Along with Cmd-Shift-4, Apple’s list of keyboard shortcuts says you can also use Cmd-Shift-3 and (in newer versions of the OS) Cmd-Shift-5. (This latter apparently gives you an ability to record the screen which I wasn’t aware of before writing this.)

Apple offers a support article on screenshots at https://support.apple.com/en-us/HT201361

Program preferences

In Windows, programs are free to use whatever conventions they wish to launch program settings (generally a “Settings” item in the “File” menu, or sometimes “Preferences” under the “Edit” menu).

On Mac, program preferences are always (almost always?) accessible via a “Preferences” item on the menu item with the program’s name. This may also be accessed via the Command-Comma keyboard shortcut.

Accessing the Menu Bar

As mentioned at the beginning, I’m keyboard-oriented. I’ve not found a reliable way to do this. According to an article on c|net titled “Access menus via the keyboard in OSX“, you can use Command-F2.

Unfortunately, on newer Macbooks equipped with a touchbar, the function keys aren’t always available. As an alternative, you can use Command-Shift-/ (aka “Command-?”) to get into the Help search menu item. I find that to be enough of a hassle that using the mouse is easier.

Helpful Bookmarks

RDP connection to Linux

Going down one rabbit hole or another last night, I somewhat randomly found an article detailing how to install and access a graphical desktop UI on the Windows Subsystem for Linux.

The gist of it is

  1. Update your packages.
  2. Install the xfce4 package and optionally, xfce4-goodies (one imagines this would work for other desktops as well)
  3. Install xrdp
  4. Change the port (the default RDP port is used for connecting to the shell)
  5. Start xrdp
  6. Launch an RDP to localhost, using the new port number.

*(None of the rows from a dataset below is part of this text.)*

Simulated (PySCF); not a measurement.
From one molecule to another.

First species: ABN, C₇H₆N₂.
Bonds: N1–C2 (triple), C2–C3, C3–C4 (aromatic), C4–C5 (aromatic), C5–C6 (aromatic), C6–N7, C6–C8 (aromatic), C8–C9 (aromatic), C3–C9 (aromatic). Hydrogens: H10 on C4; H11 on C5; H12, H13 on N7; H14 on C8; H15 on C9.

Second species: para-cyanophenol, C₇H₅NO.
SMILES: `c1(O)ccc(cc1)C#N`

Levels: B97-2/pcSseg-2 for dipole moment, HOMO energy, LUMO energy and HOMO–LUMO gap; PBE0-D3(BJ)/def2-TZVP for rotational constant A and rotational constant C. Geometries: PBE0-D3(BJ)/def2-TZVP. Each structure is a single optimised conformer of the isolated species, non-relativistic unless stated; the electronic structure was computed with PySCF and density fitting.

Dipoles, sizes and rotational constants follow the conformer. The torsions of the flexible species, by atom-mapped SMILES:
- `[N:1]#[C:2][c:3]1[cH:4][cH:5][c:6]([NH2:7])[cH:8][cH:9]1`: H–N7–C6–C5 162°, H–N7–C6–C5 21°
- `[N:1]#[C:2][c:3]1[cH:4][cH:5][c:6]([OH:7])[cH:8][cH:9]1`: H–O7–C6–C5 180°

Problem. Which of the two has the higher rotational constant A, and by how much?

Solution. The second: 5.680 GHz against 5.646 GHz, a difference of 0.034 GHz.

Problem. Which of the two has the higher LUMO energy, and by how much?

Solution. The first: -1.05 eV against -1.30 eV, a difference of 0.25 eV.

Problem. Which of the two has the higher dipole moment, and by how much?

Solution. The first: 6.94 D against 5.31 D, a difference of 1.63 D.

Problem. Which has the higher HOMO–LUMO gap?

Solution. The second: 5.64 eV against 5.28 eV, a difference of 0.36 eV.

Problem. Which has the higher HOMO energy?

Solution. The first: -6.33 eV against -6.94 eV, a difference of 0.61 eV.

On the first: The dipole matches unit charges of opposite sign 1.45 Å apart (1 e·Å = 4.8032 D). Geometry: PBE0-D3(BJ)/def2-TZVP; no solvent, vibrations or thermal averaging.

It’s a neat trick, but I’m not sure how much use I have for it. Most of what I do with WSL (e.g. running various Linux utilities) is command-line oriented. A GUI just adds extra steps. Plus, because of the way WSL works, you have to restart xrdp any time you restart Windows. That’s already a nuisance with XAMPP.

But that one step, installing xrdp. I might have a use case for that. I keep a couple Linux VMs around for things where I do want a GUI, and it’s also a nuisance having to launch the Hyper-V manager in order to connect. If I could just leave the VM running in the background and RDP to it as needed…. that would be helpful.

FR, Gridview, and puns

I follow @Cassidoo on Twitter and spotted this thread she started.

I know a few folks who think puns are for children and not groan adults, but me, I’ve always enjoyed a good play on words. She continues on for a few more tweets, all playing off CSS units of measurement, and other people chimed in with their own.

As I said, I like a good play on words, but one thing was bothering me, “What’s this ‘fr’ thing?” One Google search later, I now know it’s a unit of measure meaning, to use an automatically calculated fraction of the space in a container. It’s used in grids and flexboxes and solves some problems where you accidentally use more than 100% of the available space.

You can read about it in the spec, but I found this introduction to the fr CSS unit to be quite helpful.

I do believe, I may have a few dozen uses for this. ?

Home Assistant and TP-Link

Last week, I spotted this tweet from the official Home-Assistant account.

In short, what’s happened is that TP-Link issued a firmware update that turns off the ability to control their smart plugs (and, one assumes, smart switches) from a device on the local network (e.g. Home Assistant), leaving the cloud-based API, and their official KASA app, as the only way to control the devices.

I use TP-Link smart plugs myself. Currently to automate some lamps in the living room, but I’ll also be using them soon to automate the Christmas lights. (Sure, I could use a lamp timer, but I want the lights to go on right at sunset, not “sometime near sunset.” ?) For me, key parts of the value proposition were (a) It worked with Home Assistant (b) It didn’t require using someone else’s cloud (i.e. my usage patterns remain private).

Digging into it a bit… Turns out that there really is a legit security flaw with these devices. I haven’t seen any official details from TP-Link, but I found other reports of problems (Which?, October 2020; Fernando Gont, March 2017) involving weak encryption and the ability for other people to control the device.

So, it’s a legitimate concern. Ideally, the fix would be a locally accessible API with authentication. Turning off local access altogether is rather “ham fisted.”

Home Assistant has issued an alert that the TP-Link integration is “broken” with a link to a user-community discussion, though the alert isn’t really as obvious as one might hope….

Now that I know about the problem, I’ll have to weigh the risks of leaving the firmware out of date against losing my automations. I like the TP-Link plugs, they’ve been pretty reliable over the past several years, and the Home Assistant integration is about as simple as they come (you add a plug to your network, Home Assistant adds it to the list of devices…. easy peasy).

Ultimately, this comes down to the risks of using a “black box” product, where there is no official support for Home Assistant. Fortunately, there is a bit of good news in this. TP-Link seems to value the Home Assistant community and in response to the uproar is working on a fix to restore the local-control functionality.

The question is, do I trust them not to break it again?